Fresh Sweet Corn

When sweet corn is in season we stop by our favorite farm and pick up a dozen or two. Pull into the semi-circular drive that swings past the farm buildings to the garage and an elderly farmer in overalls appears to serve you. He often had an assortment of vegetables as well. Three medium tomatoes might run you $1.50- the corn is pegged at $5/dozen.

I realize that eating corn off the cob is not done everywhere, so here’s how it goes. You shuck the coarse leaves encasing the cob, pull back and remove all the silky threads spinning through the shiny kernels and plop the cob into boiling water for eight minutes. Remove from the pot carefully, place the prongs into the tender ends, and butter up the golden and white nubby corn. This guy grows the best ‘peaches and cream’ variety. A little salt and you are in for a delight.

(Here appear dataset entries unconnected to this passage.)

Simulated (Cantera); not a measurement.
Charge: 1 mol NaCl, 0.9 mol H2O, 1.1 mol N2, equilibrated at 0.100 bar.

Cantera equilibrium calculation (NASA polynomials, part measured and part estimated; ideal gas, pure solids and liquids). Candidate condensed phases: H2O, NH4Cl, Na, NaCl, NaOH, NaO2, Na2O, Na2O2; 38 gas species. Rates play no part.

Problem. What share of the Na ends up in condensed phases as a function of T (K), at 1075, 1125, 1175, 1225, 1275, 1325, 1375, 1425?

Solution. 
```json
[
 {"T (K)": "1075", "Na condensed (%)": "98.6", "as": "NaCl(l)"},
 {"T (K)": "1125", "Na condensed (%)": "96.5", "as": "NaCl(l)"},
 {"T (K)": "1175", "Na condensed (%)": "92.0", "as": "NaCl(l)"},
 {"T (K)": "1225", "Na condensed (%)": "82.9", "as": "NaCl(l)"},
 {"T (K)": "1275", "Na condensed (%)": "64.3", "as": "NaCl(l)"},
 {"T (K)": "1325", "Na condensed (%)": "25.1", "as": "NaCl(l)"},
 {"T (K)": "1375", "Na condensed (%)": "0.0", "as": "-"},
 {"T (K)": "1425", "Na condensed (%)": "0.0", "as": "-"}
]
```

It used to be that every farm in the Midwest had a setup as our corn guy (pictured here). A great big red barn anchored by a massive blue silo. Now simple rectangular sheds have won over the landscape due to their lack of maintenance. Economics! The adversary to nostalgia. Although the dollar amount of subsidies that go to farmers indicates that there is in fact a price for hanging onto the past.

In the 80s and 90s immigration of the younger outstate population in the urban areas lead to a fear of the loss of the family farm. Dilapidated farm sites were pulled down and plowed under to lay in more valuable crops. A sense of abandonment rippled through the local communities. Then corporate buyers appeared to be buying up the open landscape. An era of homesteading and a farmsite on every 80 acres and gathering at the local churches and corn feeds every fall seemed to be all but gone.

As a result, a suite of subsidies has evolved over the years to help the farmers. And there have been many that have been in line with other types of backstops in the system to avoid failures and their subsequent negative impacts. I asked a farmer in one of the really good years how he felt about the subsidies. He responded that it was a little ridiculous to be on the receiving end of government aid given how well the year had gone, but, “if we let them go we’re not sure they’ll be there in the bad years.” People are fearful that the mechanics of support are not nimble enough to be able to respond in a price and practice sensitive motion.

Corporate America was not successful in becoming the majority owner of the great American breadbasket. “There is a popular myth out there that today’s modern food production system is being run by corporations or industrialized agriculture. But, the truth is that much of our food is grown and raised on farms by families. Iowa has roughly 88,000 farms and 129,000 farm operators. According to the U.S. Department of Agriculture’s 2012 Census of Agriculture, more than 97 percent of Iowa farms are owned by families.” This data may be a little old but still is true. Families still own farms, they just look a little different.

All this is to say that nostalgia does have a price. And the mythic corporate boogie man is always the fall guy for the uncertainty of change. And lastly- we’d all be better off and trust the system if a coordination of services were dependent on an enumeration of the cascading costs and benefits in the system instead of a bureaucracy.